From mboxrd@z Thu Jan  1 00:00:00 1970
Return-Path: <linux-kernel-owner+willy=40w.ods.org-S1750899AbWHARkp@vger.kernel.org>
Received: (majordomo@vger.kernel.org) by vger.kernel.org via listexpand
	id S1750899AbWHARkp (ORCPT <rfc822;willy@w.ods.org>);
	Tue, 1 Aug 2006 13:40:45 -0400
Received: (majordomo@vger.kernel.org) by vger.kernel.org id S1750963AbWHARkp
	(ORCPT <rfc822;linux-kernel-outgoing>);
	Tue, 1 Aug 2006 13:40:45 -0400
Received: from 63-162-81-179.lisco.net ([63.162.81.179]:64718 "EHLO
	grunt.slaphack.com") by vger.kernel.org with ESMTP id S1750899AbWHARko
	(ORCPT <rfc822;linux-kernel@vger.kernel.org>);
	Tue, 1 Aug 2006 13:40:44 -0400
Message-ID: <44CF9217.6040609@slaphack.com>
Date: Tue, 01 Aug 2006 12:40:39 -0500
From: David Masover <ninja@slaphack.com>
User-Agent: Thunderbird 1.5.0.5 (Macintosh/20060719)
MIME-Version: 1.0
To: Alan Cox <alan@lxorguk.ukuu.org.uk>
CC: Adrian Ulrich <reiser4@blinkenlights.ch>,
       "Horst H. von Brand" <vonbrand@inf.utfsm.cl>, bernd-schubert@gmx.de,
       reiserfs-list@namesys.com, jbglaw@lug-owl.de, clay.barnes@gmail.com,
       rudy@edsons.demon.nl, ipso@snappymail.ca, reiser@namesys.com,
       lkml@lpbproductions.com, jeff@garzik.org, tytso@mit.edu,
       linux-kernel@vger.kernel.org
Subject: Re: the " 'official' point of view" expressed by kernelnewbies.org
 regarding reiser4 inclusion
References: <200607312314.37863.bernd-schubert@gmx.de>	 <200608011428.k71ESIuv007094@laptop13.inf.utfsm.cl>	 <20060801165234.9448cb6f.reiser4@blinkenlights.ch>	 <1154446189.15540.43.camel@localhost.localdomain>	 <44CF84F0.8080303@slaphack.com> <1154452770.15540.65.camel@localhost.localdomain>
In-Reply-To: <1154452770.15540.65.camel@localhost.localdomain>
Content-Type: text/plain; charset=ISO-8859-1; format=flowed
Content-Transfer-Encoding: 7bit
Sender: linux-kernel-owner@vger.kernel.org
X-Mailing-List: linux-kernel@vger.kernel.org

Alan Cox wrote:
> Ar Maw, 2006-08-01 am 11:44 -0500, ysgrifennodd David Masover:
>> Yikes.  Undetected.
>>
>> Wait, what?  Disks, at least, would be protected by RAID.  Are you 
>> telling me RAID won't detect such an error?
> 
> Yes.
> 
> RAID deals with the case where a device fails. RAID 1 with 2 disks can
> in theory detect an internal inconsistency but cannot fix it.
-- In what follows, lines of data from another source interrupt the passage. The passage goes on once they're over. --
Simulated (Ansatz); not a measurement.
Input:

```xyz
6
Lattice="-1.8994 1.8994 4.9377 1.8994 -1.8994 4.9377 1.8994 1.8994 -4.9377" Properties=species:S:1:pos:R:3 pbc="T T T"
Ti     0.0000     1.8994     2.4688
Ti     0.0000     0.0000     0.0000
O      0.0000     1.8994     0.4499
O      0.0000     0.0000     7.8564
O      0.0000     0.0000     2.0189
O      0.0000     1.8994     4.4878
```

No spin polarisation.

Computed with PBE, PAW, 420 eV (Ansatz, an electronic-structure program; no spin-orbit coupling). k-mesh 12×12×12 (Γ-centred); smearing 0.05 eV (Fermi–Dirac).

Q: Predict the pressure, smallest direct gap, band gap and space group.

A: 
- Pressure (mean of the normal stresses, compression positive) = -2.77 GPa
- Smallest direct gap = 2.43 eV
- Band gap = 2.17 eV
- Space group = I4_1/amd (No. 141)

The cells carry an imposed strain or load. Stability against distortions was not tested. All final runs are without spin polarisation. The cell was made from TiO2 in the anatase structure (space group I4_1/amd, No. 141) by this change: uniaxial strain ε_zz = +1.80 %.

Still, if it does that, that should be enough.  The scary part wasn't 
that there's an internal inconsistency, but that you wouldn't know.

And it can fix it if you can figure out which disk went.  Or give it 3 
disks and it should be entirely automatic -- admin gets paged, admin 
hotswaps in a new disk, done.

>> we're OK with that, so long as our filesystems are robust enough.  If 
>> it's an _undetected_ error, doesn't that cause way more problems 
>> (impossible problems) than FS corruption?  Ok, your FS is fine -- but 
>> now your bank database shows $1k less on random accounts -- is that ok?
> 
> Not really no. Your bank is probably using a machine (hopefully using a
> machine) with ECC memory, ECC cache and the like. The UDMA and SATA
> storage subsystems use CRC checksums between the controller and the
> device. SCSI uses various similar systems - some older ones just use a
> parity bit so have only a 50/50 chance of noticing a bit error.
> 
> Similarly the media itself is recorded with a lot of FEC (forward error
> correction) so will spot most changes.
> 
> Unfortunately when you throw this lot together with astronomical amounts
> of data you get burned now and then, especially as most systems are not
> using ECC ram, do not have ECC on the CPU registers and may not even
> have ECC on the caches in the disks.

It seems like this is the place to fix it, not the software.  If the 
software can fix it easily, great.  But I'd much rather rely on the 
hardware looking after itself, because when hardware goes bad, all bets 
are off.

Specifically, it seems like you do mention lots of hardware solutions, 
that just aren't always used.  It seems like storage itself is getting 
cheap enough that it's time to step back a year or two in Moore's Law to 
get the reliability.

>>> The sort of changes this needs hit the block layer and ever fs.
>> Seems it would need to hit every application also...
> 
> Depending how far you propogate it. Someone people working with huge
> data sets already write and check user level CRC values for this reason
> (in fact bitkeeper does it for one example). It should be relatively
> cheap to get much of that benefit without doing application to
> application just as TCP gets most of its benefit without going app to
> app.

And yet, if you can do that, I'd suspect you can, should, must do it at 
a lower level than the FS.  Again, FS robustness is good, but if the 
disk itself is going, what good is having your directory (mostly) intact 
if the files themselves have random corruptions?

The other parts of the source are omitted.